In Homer’s Odyssey (codified around 700 BCE, but based on oral sources extending as far back as the twelfth century), Odysseus provides a first-person account of his travels throughout the known and unknown world that spans three books (books 9–12) and includes encounters with such curious entities as the Laestrygonians (a giant cannibal race who eat some of Odysseus’s men), the sorceress Circe (who can turn human beings into animals), the Sirens (hybrid creatures, half bird and half woman, whose songs are fatally alluring), and Scylla and Charybdis (the one a whirlpool, the other a sea creature with six heads and twelve feet). Perhaps most memorable is Odysseus’s battle with Polyphemus, a creature belonging to a race called the Cyclops (literally “round-eyed,” with the implication that the creature has only one eye in the center of his forehead). Some of these entities are only alluded to in the Odyssey, but they are described more exhaustively in Hesiod’s Theogony (ca. 700 BCE), an account of the origin of the gods that is as close as the Greeks ever came to having a sacred text.
A Timeline of Horror in the Ancient World
ca. 750–700 BCE
Homer’s Iliad and Odyssey feature tales of gods, monsters, and magic. The Odyssey features Odysseus’s trip to the underworld. Hesiod’s Theogony presents additional descriptions of monstrous and supernatural entities.
5th century BCE
Greek tragedy has its heyday in the works of Aeschylus, Sophocles, and Euripides, featuring supernaturalism and grisly scenes of physical horror.
3rd century BCE
Apollonius Rhodius’s Argonautica narrates Jason and the Argonauts’ encounters with multiple monsters and supernatural threats.
1st century BCE
The supernatural plays a significant part in the works of Horace and Virgil.
1st century CE
Petronius’s Satyricon presents the first extant account of a werewolf in ancient literature. Ovid’s Metamorphosis relates tales of human beings transforming into animals and plants. The plays of Seneca the Younger retell Greek stories full of blood and thunder.
2nd century CE
Apuleius’s Metamorphoses, a.k.a. The Golden Ass, includes transformation, witchcraft, and more.

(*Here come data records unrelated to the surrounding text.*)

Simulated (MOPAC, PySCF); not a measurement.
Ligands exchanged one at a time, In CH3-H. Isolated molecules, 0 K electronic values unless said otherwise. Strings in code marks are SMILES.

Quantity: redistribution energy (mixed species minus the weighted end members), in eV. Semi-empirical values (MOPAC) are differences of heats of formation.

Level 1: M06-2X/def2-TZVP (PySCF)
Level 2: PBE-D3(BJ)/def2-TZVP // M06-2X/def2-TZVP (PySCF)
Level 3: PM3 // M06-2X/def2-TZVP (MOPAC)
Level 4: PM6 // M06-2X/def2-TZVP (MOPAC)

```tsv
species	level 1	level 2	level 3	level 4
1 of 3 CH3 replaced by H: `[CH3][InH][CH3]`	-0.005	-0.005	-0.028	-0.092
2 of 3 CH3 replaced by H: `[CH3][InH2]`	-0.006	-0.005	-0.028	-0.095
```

Odysseus’s venture into the realm of the dead (book 11) has a number of curious features. First, this realm is not actually under the earth, as in the standard Greek view, but instead in a remote region far to the west. Homer does not name the region aside from calling it “the house of Hades,” referring to the god who rules the realm; but later sources sometimes use Hades to refer to the place itself. When he encounters the shades of the dead, Odysseus tries to embrace them, but they “fluttered out of my hands like a shadow / or a dream” (11.207–208). The suggestion is that the shades resemble the forms they had in life but are virtually immaterial.
Greek tragedy—flowering especially during the fifth century BCE in Athens, where annual contests were held among dramatists—contributed to the elaboration of Greek myth while at the same time probing human nature and social conflict with unprecedented subtlety and emotive power. Medea (whose name means “the cunning one”) was the focus of Euripides’s great play Medea (431 BCE). When her husband Jason, who brought her from Colchis (a remote city in Asia Minor) to be his wife, takes up with a younger woman, Medea appeals to Hecate (the goddess of magic and witchcraft) and prepares a dress and a golden diadem laced with poison. A Messenger’s speech telling of the grisly deaths of both Creon (Jason’s father-in-law) and Creon’s daughter (Medea, lines 1121–1230) is one of the most vivid passages of physical horror in classical antiquity. Somewhat similar, albeit nonsupernatural, is Euripides’s Bacchae (The Bacchantes; 405 BCE), in which women inflamed by the god Dionysus dismember King Pentheus of Thebes. (This event is also described by a Messenger rather than presented on stage.)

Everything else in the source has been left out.